The tranquility took me by surprise, I think, and I was able to sit back into it. There is something about brunch that quietly but powerfully demands that you take it easy. Brunch shushes all the frantic to-dos and assures them that they really can take a break for a bit. ”The day has exactly as much time as it has, and a frenzy won’t give you any extra,” it says, pouring you another cup of coffee and passing the eggs. I plan to invite brunch back again this weekend. I may even cook the same thing.
I’m enamored of baked eggs for breakfast or brunch right now. They give you all the same add-in options of vegetables, meats, and cheeses as making an omelet, but without the fuss of beating and folding. And, I think they look darling, each little egg, the bright yolk within a ring of white, nestled amongst the greens or tomatoes, or whatever your whim has bid you to put in the dish.
Last weekend, I sauteed mushrooms and a little garlic together, then wilted in some greens. Over the vegetables, I sprinkled crisply browned pieces of salty ham and just a tad of Asiago cheese, both of these giving the dish full, salty, almost nutty flavors. After the eggs are gently cracked into the baking pan, I like to drizzle a tiny rivulet of heavy cream about. As the eggs bake, the cream thickens into an unctuous sauce, just rich enough to make your meal feel brunch-ily indulgent, but not so heavy that you wind up with what I call ‘brunch gut’, that leaden feeling you get from eating French toast, coffee cake, an omelet, and far too much coffee, all in one sitting. I try to keep my brunches about the same size as any other meal I would make.
I had also just made homemade ricotta (this always helps me to feel a little more earthy and grounded, I mean, you’re making cheese, that’s pretty darn real, right? Plus, it takes all of five minutes.), so I decided to whip up a quick batch of biscuits to spoon it onto and to keep our eggs company. I figured I’d use Heidi’s recipe for yogurt biscuits from Super Natural Everyday because I had heard good things. All rumors were confirmed. The biscuits are buttery, with a hint of tang and a pleasantly workable dough from the thick Greek yogurt. And they are flakey to the power of flake!
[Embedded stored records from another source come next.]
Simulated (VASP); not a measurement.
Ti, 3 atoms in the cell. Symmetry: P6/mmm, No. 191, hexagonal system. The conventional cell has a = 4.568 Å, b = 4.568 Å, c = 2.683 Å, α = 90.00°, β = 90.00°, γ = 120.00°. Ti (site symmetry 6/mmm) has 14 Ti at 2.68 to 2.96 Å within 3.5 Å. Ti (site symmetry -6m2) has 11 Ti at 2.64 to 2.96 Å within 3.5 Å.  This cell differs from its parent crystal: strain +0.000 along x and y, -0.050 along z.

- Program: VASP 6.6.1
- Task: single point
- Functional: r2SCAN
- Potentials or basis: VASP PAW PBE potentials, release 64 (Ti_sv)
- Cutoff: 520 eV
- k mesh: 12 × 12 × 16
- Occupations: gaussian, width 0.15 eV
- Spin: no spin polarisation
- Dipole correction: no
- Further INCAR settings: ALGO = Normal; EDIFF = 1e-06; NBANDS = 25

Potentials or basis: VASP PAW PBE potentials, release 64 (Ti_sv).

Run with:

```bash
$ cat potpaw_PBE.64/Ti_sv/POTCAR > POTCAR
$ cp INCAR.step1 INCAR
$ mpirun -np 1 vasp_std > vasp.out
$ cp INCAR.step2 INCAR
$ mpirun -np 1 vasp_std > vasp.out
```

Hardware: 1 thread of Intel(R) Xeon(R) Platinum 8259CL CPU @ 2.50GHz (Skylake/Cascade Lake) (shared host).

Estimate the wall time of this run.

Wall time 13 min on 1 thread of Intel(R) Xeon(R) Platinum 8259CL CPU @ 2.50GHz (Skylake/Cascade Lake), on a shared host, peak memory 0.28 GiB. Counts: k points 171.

Heidi cleverly has you use a technique similar to what you would do in making puff pastry or croissants. I want to say it’s called lacquering the dough, but please don’t quote me on that. Aha! I have just been informed that the word is laminating. I knew it started with an L, but I was having total anomia otherwise. Anyway, you roll the dough out several times, each time cutting it in half, stacking one half atop the other and rolling it again. This creates those marvelously light, pull-apartable layers that everyone’s fantasy biscuit has. Just make sure to use as little flour as possible when rolling them out, and to match the top of the dough with the top of the dough when stacking, so the layers aren’t too floury to roll back into each other.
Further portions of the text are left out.